In 1922, while studying and teaching in Paris, Vernadsky wrote “A plea for the establishment of a biogeochemical laboratory,” and sent it to scientific bodies in Europe and the United States, hoping to get international funding, but only the Soviet government responded positively. He established his laboratory — really a small research institute — in Leningrad in 1926.
Vernadsky’s focus on biogeochemistry — he created both the word and the science —reflected his conviction that the composition and principal characteristics of our planet could not be explained by geology and chemistry alone. “I realized,” he later wrote, “that the basis of geology lies in the chemical element — in the atom — and that living organisms play a prominent role, perhaps the leading one, in our natural environment — the biosphere.”

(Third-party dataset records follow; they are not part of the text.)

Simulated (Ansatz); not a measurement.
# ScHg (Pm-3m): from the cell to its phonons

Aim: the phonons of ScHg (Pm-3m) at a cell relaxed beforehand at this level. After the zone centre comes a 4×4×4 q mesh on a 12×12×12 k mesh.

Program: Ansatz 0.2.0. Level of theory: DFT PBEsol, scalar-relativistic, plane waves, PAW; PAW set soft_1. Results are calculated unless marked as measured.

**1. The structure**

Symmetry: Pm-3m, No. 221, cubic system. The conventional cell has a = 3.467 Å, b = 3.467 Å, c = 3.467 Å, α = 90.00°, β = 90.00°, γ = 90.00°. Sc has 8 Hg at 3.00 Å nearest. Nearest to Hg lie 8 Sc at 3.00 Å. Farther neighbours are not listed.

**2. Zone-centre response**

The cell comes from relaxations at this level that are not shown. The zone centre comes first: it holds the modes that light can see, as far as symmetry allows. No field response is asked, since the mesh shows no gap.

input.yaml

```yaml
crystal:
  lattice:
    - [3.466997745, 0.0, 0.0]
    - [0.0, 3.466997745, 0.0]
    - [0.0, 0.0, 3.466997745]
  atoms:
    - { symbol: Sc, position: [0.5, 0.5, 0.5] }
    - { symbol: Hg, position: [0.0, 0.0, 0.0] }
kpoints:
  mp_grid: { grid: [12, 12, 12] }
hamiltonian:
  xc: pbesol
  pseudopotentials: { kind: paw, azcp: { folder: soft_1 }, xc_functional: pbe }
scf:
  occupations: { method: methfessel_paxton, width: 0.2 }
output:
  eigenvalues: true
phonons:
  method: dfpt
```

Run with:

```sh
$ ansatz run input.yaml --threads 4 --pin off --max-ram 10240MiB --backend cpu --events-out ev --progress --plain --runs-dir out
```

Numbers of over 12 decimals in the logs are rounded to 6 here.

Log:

He summarized his views in 1926 in the pathbreaking book Biosfera (The Biosphere). Geologists had long recognized the existence of three “envelopes” surrounding the Earth’s crust — atmosphere (air), hydrosphere (water), and lithosphere (soil and rock). The biosphere was a fourth, “a specific, life-saturated envelope of the Earth’s crust,” comprising all living matter on Earth, and all parts of Earth where life exists, from the crust to the upper atmosphere. His argument was revolutionary in two major respects: it treated the entire planet as an object of study, and it identified life itself as a major factor in creating shaping the planet.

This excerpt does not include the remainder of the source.